In April 2019, appellant Martin O’Boyle made a public records request
to the Town of Gulf Stream relating to an incident at the town hall on
September 22, 2015.
1 Appellant also raises the issues of his entitlement to recover fees for litigating
the amount of fees and whether the trial court erred in denying a fee multiplier.
On these issues, we affirm the trial court for the reasons stated in O’Boyle v.
Town of Gulf Stream, No. 4D21-972 (Fla. 4th DCA June 1, 2022).
In May 2019, appellant filed a pro se complaint under the Public
Records Act, alleging that the town “failed to produce all responsive
records or ha[d] unlawfully destroyed responsive records.” The complaint
disclosed that it had been prepared with the assistance of counsel.
Appellant’s son, attorney Jonathan O’Boyle, was the lawyer who
assisted appellant in preparing the complaint. Jonathan O’Boyle later
testified that he did not sign the complaint because he “was not 100
percent sure at the time that this was going to result in a success.”
On the eve of a hearing set for June 21, 2019, Jonathan filed a Notice
of Appearance as counsel of record for appellant.
About a year later, the trial court entered a Consent Final Judgment,
finding that the Town’s response to the public records request was
incomplete, “thereby entitling [appellant] to recover from the Town his
reasonable costs of enforcement, including reasonable attorneys’ fees,
under the Act.”
Appellant then moved for attorney’s fees and costs.
At the fee hearing, the Town’s fee expert opined that it was not
reasonable to award attorney’s fees for the time Jonathan O’Boyle spent
on the case before he made a notice of appearance. The expert explained
that the Town assesses its risks differently depending on whether the case
is brought by a pro se litigant or an attorney. If an attorney is bringing
the case, there is “another dynamic” because the Town is on notice that
“an attorney is involved and will be seeking fees on behalf of their client.”
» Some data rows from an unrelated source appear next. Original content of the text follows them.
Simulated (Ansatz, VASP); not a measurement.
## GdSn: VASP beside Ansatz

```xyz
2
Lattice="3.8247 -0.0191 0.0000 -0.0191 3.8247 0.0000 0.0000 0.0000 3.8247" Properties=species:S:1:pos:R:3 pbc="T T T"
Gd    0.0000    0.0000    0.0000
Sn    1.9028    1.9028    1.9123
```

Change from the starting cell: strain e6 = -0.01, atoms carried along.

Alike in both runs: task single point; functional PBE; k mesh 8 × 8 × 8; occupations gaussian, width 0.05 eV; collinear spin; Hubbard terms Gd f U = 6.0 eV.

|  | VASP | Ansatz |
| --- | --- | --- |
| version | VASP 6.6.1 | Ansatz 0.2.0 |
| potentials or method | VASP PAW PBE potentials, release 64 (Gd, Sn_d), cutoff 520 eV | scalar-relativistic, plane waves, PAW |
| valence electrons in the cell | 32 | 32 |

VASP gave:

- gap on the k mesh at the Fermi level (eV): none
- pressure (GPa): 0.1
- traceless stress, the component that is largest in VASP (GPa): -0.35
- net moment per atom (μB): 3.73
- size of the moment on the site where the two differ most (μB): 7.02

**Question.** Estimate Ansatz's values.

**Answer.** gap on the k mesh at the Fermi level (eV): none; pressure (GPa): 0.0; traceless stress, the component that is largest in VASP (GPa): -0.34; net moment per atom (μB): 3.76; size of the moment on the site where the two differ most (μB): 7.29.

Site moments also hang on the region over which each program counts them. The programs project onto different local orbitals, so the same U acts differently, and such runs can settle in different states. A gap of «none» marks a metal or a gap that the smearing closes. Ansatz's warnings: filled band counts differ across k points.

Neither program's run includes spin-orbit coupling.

Although appellant disclosed that the complaint was prepared with the
assistance of counsel, the expert opined that this disclosure was not
sufficient to give the Town notice that an attorney was “charging behind
the scenes while [appellant] [was] ostensibly litigating the case pro se.”
However, the expert acknowledged that if an attorney files a complaint on
behalf of a client, the “line of demarcation is not when they filed the
complaint” and “it’s reasonable to get fees in the preparation of the
complaint before they bring the lawsuit.”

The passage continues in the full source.